During the summer of 1973, the Federal Bureau of Investigation (FBI) conducted a limited inquiry into complaints of violence aimed at members of the United Farm Workers (UFW) by teamsters in Coachella, California. The UFW and the International Brotherhood of Teamsters entered a dispute over which union represented laborers in contract negotiations. On April 16, César Chávez declared a strike against farms that had signed contracts with the teamsters. In the subsequent months, UFW picketers frequently clashed with teamster guards, who were stationed to protect pickers from harassment by strikers.
A telegraph dated June 29, 1973, as well as other subsequent documents sent in late June and early July, include requests from individuals in San Jose, San Antonio, San Francisco, and Seattle, urging the FBI to investigate "illegal terrorism" by teamsters aimed at UFW protesters in Coachella Valley. In a July 11 letter to acting FBI director William Ruckelshaus, an individual, whose identity has been obscured, provided information on six cases in which teamsters attacked UFW members.
Reports by the Sacramento field office on July 3 and the Los Angeles field office on July 3 and 9 described the relationship between the UFW and the teamsters and altercations between the two groups. . Teletypes from the Seattle field office on July 6 and from the San Antonio field office on July 11, along with several subsequent documents, noted that agents had attempted to interview individuals who had requested an FBI investigation.

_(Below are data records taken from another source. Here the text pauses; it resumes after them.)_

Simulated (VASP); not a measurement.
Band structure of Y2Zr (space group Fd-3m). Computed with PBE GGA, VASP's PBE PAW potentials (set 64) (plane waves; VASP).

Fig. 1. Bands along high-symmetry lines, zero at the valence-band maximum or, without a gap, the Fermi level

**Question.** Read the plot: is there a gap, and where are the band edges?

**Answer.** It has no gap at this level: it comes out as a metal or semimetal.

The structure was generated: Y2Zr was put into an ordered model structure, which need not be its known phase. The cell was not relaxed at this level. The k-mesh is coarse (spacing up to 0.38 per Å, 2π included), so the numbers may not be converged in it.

In a July 6 teletype, Ruckelshaus instructed the field offices in Los Angeles, Phoenix, Sacramento, and Seattle to gather information to determine if alleged complaints constituted civil rights violations, while stressing that the limited inquiry should not include a "general investigation of the long-standing dispute going on between the teamster-growers and the United Farm Workers-pickers." On July 20 and 31, FBI director Clarence M. Kelley responded to submitted complaints by stating that the FBI lacked jurisdiction to conduct an investigation because the information provided did not indicate violations of federal law.